Anvil (pt 1): Back after being ‘ripped off and left for dead’by Talk Rock To Me on Apr 29, 2011 • 9:29 AM No Comments
Back in the 80’s, Toronto band Anvil was a leader on the metal scene, influencing the likes of Metallica, Motorhead and Slayer. Their 1982 album Metal on Metal became an instant classic yet, somehow, the band failed to reach the level of fame they seemed destined for. In 2008, having fallen into obscurity, an award-winning documentary, Anvil! The Story of Anvil, revealed that the band, led by Steve ‘Lips’ Kudlow and Robb Reiner, were still, decades later, doggedly fighting for recognition. Kudlow talks about the fortuitous timing of the film, and how it helped lift Anvil to new heights, bestowing the band with revitalized respect and giving them a fresh start.
Why didn’t Anvil achieve the success so many felt it deserved?
It’s all about representation – and the person representing us didn’t do anything. You’re not going to get gigs unless you have a manager who has clout to manage your affairs. When the guy looking after us didn’t care anymore, everything went away.
Was Anvil “ripped off and left for dead” as Slash (of Guns N’ Roses) claimed in the film?
That’s exactly what happened. [The industry] threw us off the ship into a little lifeboat and left it to us to try and get back to land. Finally, it was a fan that came along and saved us – not somebody from the music business – but a fan.
And that’s how the movie came about.
That’s right. [Sacha Gervasi] was a fan we’d met in 1982 when he was 15 years old. We took him on the road with us and became really good friends. He grew up to be a screenwriter for Steven Spielberg and got back in touch in 2005.
Did you have reservations at first?
As soon as he told me what he wanted to do, I realized that my 30 years in that little lifeboat was over. It completely validated all of it and made it worth going through.
The film validated Anvil?
Probably. Yeah. All I know is that everyone from Paul McCartney to the band down at the local pub respects me having seen this movie. That’s something you can’t buy.

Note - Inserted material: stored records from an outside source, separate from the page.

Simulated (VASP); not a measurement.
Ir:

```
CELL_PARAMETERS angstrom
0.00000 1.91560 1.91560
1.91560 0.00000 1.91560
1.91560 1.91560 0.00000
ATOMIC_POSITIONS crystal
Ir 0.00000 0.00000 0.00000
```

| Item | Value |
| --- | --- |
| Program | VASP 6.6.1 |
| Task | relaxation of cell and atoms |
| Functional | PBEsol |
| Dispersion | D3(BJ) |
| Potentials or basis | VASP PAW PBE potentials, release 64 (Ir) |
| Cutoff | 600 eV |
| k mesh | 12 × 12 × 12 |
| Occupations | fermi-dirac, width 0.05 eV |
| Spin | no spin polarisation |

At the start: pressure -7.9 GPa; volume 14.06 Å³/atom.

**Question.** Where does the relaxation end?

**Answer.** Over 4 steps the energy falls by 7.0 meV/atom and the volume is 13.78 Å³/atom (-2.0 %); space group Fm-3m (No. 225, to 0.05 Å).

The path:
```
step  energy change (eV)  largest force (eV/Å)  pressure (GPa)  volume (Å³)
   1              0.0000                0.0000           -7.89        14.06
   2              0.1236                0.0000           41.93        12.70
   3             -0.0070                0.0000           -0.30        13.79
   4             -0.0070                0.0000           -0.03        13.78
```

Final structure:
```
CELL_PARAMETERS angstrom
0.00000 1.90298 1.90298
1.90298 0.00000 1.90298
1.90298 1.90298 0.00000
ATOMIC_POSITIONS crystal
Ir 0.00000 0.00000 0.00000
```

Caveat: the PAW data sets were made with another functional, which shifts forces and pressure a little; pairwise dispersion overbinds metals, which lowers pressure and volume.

The film is so intimate. Is it difficult to watch?
It’s the most intense home video I’ve ever seen! I see myself from a completely different perspective now. It’s an out of body experience to watch it… it’s bizarre.
Did you learn anything about yourself?
You can’t change. You are who you are. Even if I try, I still end up being who I am.
But things changed for the band.
Well, we don’t have our day jobs anymore and that’s living the dream, isn’t it? For many years, I paid into Anvil in many ways; you can’t begin to start calculating. Even if I got paid two dollars an hour all those years, I’d be well beyond a millionaire right now.
This is the first time you’ve lived solely off Anvil?
Yes. Even in the early days, my ex-wife picked up a lot of the slack. I was on the road 40 weeks out of the year and didn’t make a lot. I made enough to look after myself while I was out there, and when I’d return I might be able to cough up a couple hundred bucks.
So you never experienced the rock and roll fantasy lifestyle?
No. I think that happens for very few, really. Look at Dee Snider (lead singer of Twisted Sister), for example. He made it and can do anything he wants and he chooses to be a radio DJ in New York. I’m saying to him, “My whole career, I wanted to do what you’re able to do and you prefer to be a DJ?” and he’s like, “Why should I drag my ass all over the world to make less than I’m making as a DJ? I have a family to raise and children that need me around.”
Fame doesn’t necessarily mean you’re set then.
Even the guys at the bigger levels have things to balance. You’ve still got a life to lead. You’re a human being with responsibilities and s— that you need to take care of. I think the movie exemplified that.
Tell me about how you supported yourself before the film happened.
I took a regular job at a catering company. People say, “Oh my god, that’s so terrible!” But what’s terrible? Making a living like everybody else? It didn’t pay the greatest and I worked half a day, but I was paying my bills and surviving. I could’ve maybe taken a better, full-time job, but then I wouldn’t have time for the band. I figured out a very comfortable balance.
You were doing what you had to do.
It seemed like a small price to pay for the enjoyment I get out of playing music. Some people say I’m crazy, but at least I can tell you that I’m fulfilled in my life and I’ve done what I wanted to do.